Immunization (finance)

In finance, interest rate immunization is a strategy that ensures that a change in interest rates will not affect the value of a portfolio. Similarly, immunization can be used to insure that the value of a pension fund's or a firm's assets will increase or decrease in exactly the opposite amount of their liabilities, thus leaving the value of the pension fund's surplus or firm's equity unchanged, regardless of changes in the interest rate.

Interest rate immunization can be accomplished by several methods, including cash flow matching, duration matching, and volatility and convexity matching. It can also be accomplished by trading in bond forwards, futures, or options.

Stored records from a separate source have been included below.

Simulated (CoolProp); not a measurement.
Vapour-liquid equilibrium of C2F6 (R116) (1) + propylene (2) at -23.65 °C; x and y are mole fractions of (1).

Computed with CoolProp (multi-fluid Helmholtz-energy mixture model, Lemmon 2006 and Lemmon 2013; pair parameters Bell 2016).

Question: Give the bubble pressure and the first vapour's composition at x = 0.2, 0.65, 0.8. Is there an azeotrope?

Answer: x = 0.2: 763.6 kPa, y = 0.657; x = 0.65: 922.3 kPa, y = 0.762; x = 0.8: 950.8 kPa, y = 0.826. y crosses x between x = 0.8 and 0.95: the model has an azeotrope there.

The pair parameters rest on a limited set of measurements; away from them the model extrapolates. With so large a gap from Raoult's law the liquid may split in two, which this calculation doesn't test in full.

Other types of financial risks, such as foreign exchange risk or stock market risk, can be immunized using similar strategies. If the immunization is incomplete, these strategies are usually called hedging. If the immunization is complete, these strategies are usually called arbitrage.

Cash flow matching

Conceptually, the easiest form of immunization is cash flow matching. For example, if a financial company is obliged to pay 100 dollars to someone in 10 years, it can protect itself by buying and holding a 10-year, zero-coupon bond that matures in 10 years and has a redemption value of $100. Thus, the firm's expected cash inflows would exactly match its expected cash outflows, and a change in interest rates would not affect the firm's ability to pay its obligations. Nevertheless, a firm with many expected cash flows can find that cash flow matching is difficult or expensive to achieve in practice.

Volatility matching

A more practical alternative immunization method is duration matching. Here, the duration of the assets, or first derivative of the asset's price function with respect to the interest rate, is matched with the duration of the liabilities. To make the match more accurate, the convexities, or second derivative of the assets and liabilities, can also be matched.

Immunization in practice

Immunization can be done in a portfolio of a single asset type, such as government bonds, by creating long and short positions along the yield curve. It is usually possible to immunize a portfolio against the most prevalent risk factors. A principal component analysis of changes along the U.S. Government Treasury yield curve reveals that more than 90% of the yield curve shifts are parallel shifts, followed by a smaller percentage of slope shifts and a very small percentage of curvature shifts. Using that knowledge, an immunized portfolio can be created by creating long positions with durations at the long and short end of the curve, and a matching short position with a duration in the middle of the curve. These positions protect against parallel shifts and slope changes, in exchange for exposure to curvature changes.

Difficulties

Immunization, if possible and complete, can protect against term mismatch but not against other kinds of financial risk such as default by the borrower (i.e., the issuer of a bond).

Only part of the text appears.